But what it allowed me to do is not produce a lot of units, so I could use my cities for building production.

I had that happen too, though it was with England instead. They were my last Civ I needed to destroy for a domination warfare victory but it wouldn’t allow me to attack. Very annoying.

In my current game (Emperor/Archipelago/Standard) I just played around getting various islands and didn’t have a game plan. I realized that I probably couldn’t make any of the win conditions and the game would go to score victory. So I decided to try to cut Montezuma down to size as he was the only one with a higher score than me.

I had somewhat superior tech (Mech Inf/Modern armor/Rocket artillery vs Infantry/Artillery) and a superior navy to back them up. The war was slow, but steady going as my smallish elite army waded through seeminly endless amounts of infantry. I managed to free Copenhagen and slowly advanced towards his capital. Several times Montezuma gave me peace offers, but I wanted to reduce his score, so I didn’t accept any. Then he suddenly offered me everything he got for peace, and I do mean everything. 14 cities, loads of gold, loads of strategic resources and every luxury resource I didn’t already own. I accepted and when the dust settled he was left with only his capital…

Ironically he had a decent amount of troops still left around in what was now my territory. Even some Rocket artillery. But I almost felt like he fooled me, as a bug crept up and prompted me to select production in all my newly acquired PUPPETED cities. Ofcourse I couldn’t and the only workaround was to annex the cities giving me -99 happiness (actually it was closer to -200 if you checked the tooltip, but happiness seem to cap at -99). It’s very late in Europe, so will have to figure out what I’ll do tomorrow.

Summary: Civ V needs some patching!

Now THAT is some AI!!! Using bugs to win ?!?

I could swear I’ve seen two factions get a research pact the turn after neither had the gold to enter into one with me…

So I have 1 turn to build The Great Library, and I click next turn and get a message someone else built it. So why does the tie go to the AI??

Am I missing a way to turn off the Governor? Because I try to up production by ordering tiles to be worked but next turn they are not being worked again because Gov has switched them back. BTW, an icon rather than a empty hole would be better for showing hexes you’ve chosen to work.

If you left click the circle will get a little lock in it and wont change.

If you right click then it assigns it normally and the gov can change it on the fly.

(I might have those backwards, but you get the idea)

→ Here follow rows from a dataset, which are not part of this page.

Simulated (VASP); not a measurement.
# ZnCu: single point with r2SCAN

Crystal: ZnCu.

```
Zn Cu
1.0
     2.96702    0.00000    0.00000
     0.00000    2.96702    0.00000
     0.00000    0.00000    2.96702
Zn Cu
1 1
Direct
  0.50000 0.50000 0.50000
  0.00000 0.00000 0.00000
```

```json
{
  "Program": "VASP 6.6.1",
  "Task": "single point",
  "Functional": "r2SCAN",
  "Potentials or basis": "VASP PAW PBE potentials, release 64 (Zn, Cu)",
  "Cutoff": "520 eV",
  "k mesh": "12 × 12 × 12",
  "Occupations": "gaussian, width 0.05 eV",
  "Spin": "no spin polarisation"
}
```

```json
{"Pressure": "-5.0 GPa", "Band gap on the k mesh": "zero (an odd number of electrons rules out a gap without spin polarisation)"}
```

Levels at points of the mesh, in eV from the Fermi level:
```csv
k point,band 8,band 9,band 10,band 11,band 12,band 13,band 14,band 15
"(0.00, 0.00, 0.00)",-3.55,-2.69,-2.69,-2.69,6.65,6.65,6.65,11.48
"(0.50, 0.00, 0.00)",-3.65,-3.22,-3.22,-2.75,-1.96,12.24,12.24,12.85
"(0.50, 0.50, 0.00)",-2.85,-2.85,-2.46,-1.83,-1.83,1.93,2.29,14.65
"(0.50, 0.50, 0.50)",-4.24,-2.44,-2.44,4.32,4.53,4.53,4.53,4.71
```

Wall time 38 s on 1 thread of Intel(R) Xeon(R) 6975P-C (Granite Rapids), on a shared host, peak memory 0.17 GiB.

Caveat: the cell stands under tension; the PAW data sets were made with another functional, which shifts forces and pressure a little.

It’s not actually a tie. In fact, any tie would go to you, the player, as your turn always goes first.
The AI finished that wonder in the same turn you were 1 turn away from finishing it.

Turn 100, player phase -> Your wonder will finish next turn.
Turn 100, AI phase -> AI finishes the wonder.
Turn 101, player phase -> You are informed that wonder has been built by the AI.

I finally finished my Japan game yesterday, and by now …
I have to admit, I’m kinda surprised (not REALLY) how much slack people are cutting this game.
While Civ5 is no doubt addicting and for the most part elegant, many parts of the game are either non existant or basically broken.
There’s little diplomacy to speak of, the AI has neither strategic nor tactical AI and does stupid things it can only survive in the first place because it’s basically operating under different rules.
The AI cannot use navy and cannot properly wage wars under the new combat rules.
Many game systems are opaque (like unit upkeep), others are easy to “game” and scream “not throught through” (gold conversion).

I really like some of the things they did here, but, for example, why did everybody jump on Creative Assembly when their AI was unable to do naval invasions, and when in Civ5, the same thing is the case, everybody basically ignores it and continues the praise?

I’ll no doubt be playing this for quite some time, but it’s in need of some SERIOUS patching, and some stuff can and will probably only be fixed in expansions.


rezaf

CA’s issue was a lot more noticable, since the maps you played on kinda depended on the AI being able to load troops into boats and sail to other places - and it did not.

But I agree, there’s a ton of issues with the game, that pops up the more you play. But I’ve gotten used to shelving games for 3-6 months before playing them these days, if they involve anything but shooting/melting peoples faces

I had the exact same bug recently, although in my case it did not end up costing me the victory (but only by virtue of me having communism and other unhappiness reducing policies). I think going forward I will not accept peace treaties with city gifts unless I intend to annex or raze them right away, at least until a patch fixes this.

Is there yet a mod that tweaks the amount of destruction happening when you take enemy cities?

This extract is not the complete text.